Applying franchising principles to your own business

A franchise is a business that is built for someone else. Thinking about your own business in those terms can give you a fresh perspective on what will make your business more sellable when you’re ready to go to market.  And acting on that insight will make your business more productive and profitable in the here and now.

So with that in mind, and legal matters aside, imagine what it would take in franchising your business. Does it have a proven system of business success that is teachable, trainable, reproducible, and repeatable? Could someone step in and, with training, be successful in your business with you out of the picture? Would that success be sustainable long after you’re gone?  If your business lacks systems and relies on you then it also has less value.

I’ve seen firsthand business owners who fail miserably when they open a second or third location. Often the efforts that made them successful at their original store, restaurant, or office aren’t sustainable.

There are many good books on how to go about systemizing your business.  You can’t make it happen by wishing it so—it takes a plan and a small step towards implementing the plan each week.
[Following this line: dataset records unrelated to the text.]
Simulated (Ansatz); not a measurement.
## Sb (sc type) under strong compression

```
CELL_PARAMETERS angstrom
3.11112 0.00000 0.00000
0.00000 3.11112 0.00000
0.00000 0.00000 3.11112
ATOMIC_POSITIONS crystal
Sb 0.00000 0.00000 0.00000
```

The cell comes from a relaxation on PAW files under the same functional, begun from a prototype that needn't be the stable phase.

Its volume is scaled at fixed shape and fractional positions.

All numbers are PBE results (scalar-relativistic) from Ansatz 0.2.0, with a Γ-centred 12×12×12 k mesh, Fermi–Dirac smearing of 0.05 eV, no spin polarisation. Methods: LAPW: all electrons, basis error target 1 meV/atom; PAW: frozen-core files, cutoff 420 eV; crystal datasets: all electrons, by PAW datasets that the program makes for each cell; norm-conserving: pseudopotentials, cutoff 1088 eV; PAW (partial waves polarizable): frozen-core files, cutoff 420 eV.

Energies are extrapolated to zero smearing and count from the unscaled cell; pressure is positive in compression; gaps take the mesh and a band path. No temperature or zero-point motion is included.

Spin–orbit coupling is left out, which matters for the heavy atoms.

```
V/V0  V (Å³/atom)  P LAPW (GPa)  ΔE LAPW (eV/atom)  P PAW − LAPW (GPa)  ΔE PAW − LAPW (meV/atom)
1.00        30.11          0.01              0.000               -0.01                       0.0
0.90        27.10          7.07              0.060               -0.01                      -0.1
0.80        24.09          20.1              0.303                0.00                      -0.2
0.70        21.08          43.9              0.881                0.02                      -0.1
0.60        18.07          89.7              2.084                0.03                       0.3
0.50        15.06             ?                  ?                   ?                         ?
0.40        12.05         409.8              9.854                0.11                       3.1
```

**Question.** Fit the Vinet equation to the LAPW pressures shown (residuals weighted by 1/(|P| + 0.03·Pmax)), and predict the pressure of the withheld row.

It can seem daunting if you’re just starting out through franchising, but think of it like driving in the dark of night with headlights.  You might only see some 200 feet ahead, but you’re still able to navigate for the whole trip.  You don’t have to see everything at once to move forward. Likewise, test and measure one change at a time. Do a little and get it right.

Start by building the framework. Obtain the tools to do the job—documents, templates, check lists, that can help you standardize your operations and achieve economies of scale.  Develop procedures, a set sequence of steps to achieve required results for all key functions such as accounting, administration, marketing and selling. Get staff to contribute and make them accountable for following through.